Ridge Regression: it includes a regularization term to penalize the size of the
coefficients. It is used to prevent overfitting, especially when dealing with
multicollinearity. Equation- λ∑β^2
Lasso Regression: Similar to ridge regression, lasso regression also includes a
regularization term. However, it can shrink some coefficients to zero, effectively
performing variable selection. Equation- λ∑∣β∣
Nonlinear Regression: it is used when the relationship between the dependent and
independent variables is not linear. It can handle more complex data sets .
9(b) Explain with neat diagram K-means clustering.
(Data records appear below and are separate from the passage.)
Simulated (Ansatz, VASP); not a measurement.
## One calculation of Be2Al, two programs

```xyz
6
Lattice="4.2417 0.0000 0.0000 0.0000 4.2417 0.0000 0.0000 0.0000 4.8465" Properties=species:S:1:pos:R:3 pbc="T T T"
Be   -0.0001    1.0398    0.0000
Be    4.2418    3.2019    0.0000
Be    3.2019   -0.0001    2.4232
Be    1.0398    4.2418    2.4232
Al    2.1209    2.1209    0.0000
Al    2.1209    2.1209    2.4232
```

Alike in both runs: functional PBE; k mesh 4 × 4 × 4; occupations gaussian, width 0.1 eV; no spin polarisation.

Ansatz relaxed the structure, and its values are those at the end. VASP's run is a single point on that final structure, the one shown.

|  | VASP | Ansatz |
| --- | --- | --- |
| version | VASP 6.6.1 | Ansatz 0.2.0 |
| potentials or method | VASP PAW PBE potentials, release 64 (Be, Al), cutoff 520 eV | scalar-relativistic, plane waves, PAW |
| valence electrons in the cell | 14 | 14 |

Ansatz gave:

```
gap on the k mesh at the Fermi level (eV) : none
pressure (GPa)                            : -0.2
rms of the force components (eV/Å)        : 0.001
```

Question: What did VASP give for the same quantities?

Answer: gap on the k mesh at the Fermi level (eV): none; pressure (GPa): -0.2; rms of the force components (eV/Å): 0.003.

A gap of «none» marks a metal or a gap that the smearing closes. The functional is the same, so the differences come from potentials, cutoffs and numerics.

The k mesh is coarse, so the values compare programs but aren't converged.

K-Means Clustering is an unsupervised machine learning algorithm used to partition a dataset
into K distinct groups (clusters) based on similarities. It minimizes the distance between
data points within the same cluster while maximizing the distance between data points
in different clusters. Each cluster is represented by its centroid (the average of all points in
the cluster).
1. Choose the number of clusters k
The first step in k-means is to pick the number of clusters, k.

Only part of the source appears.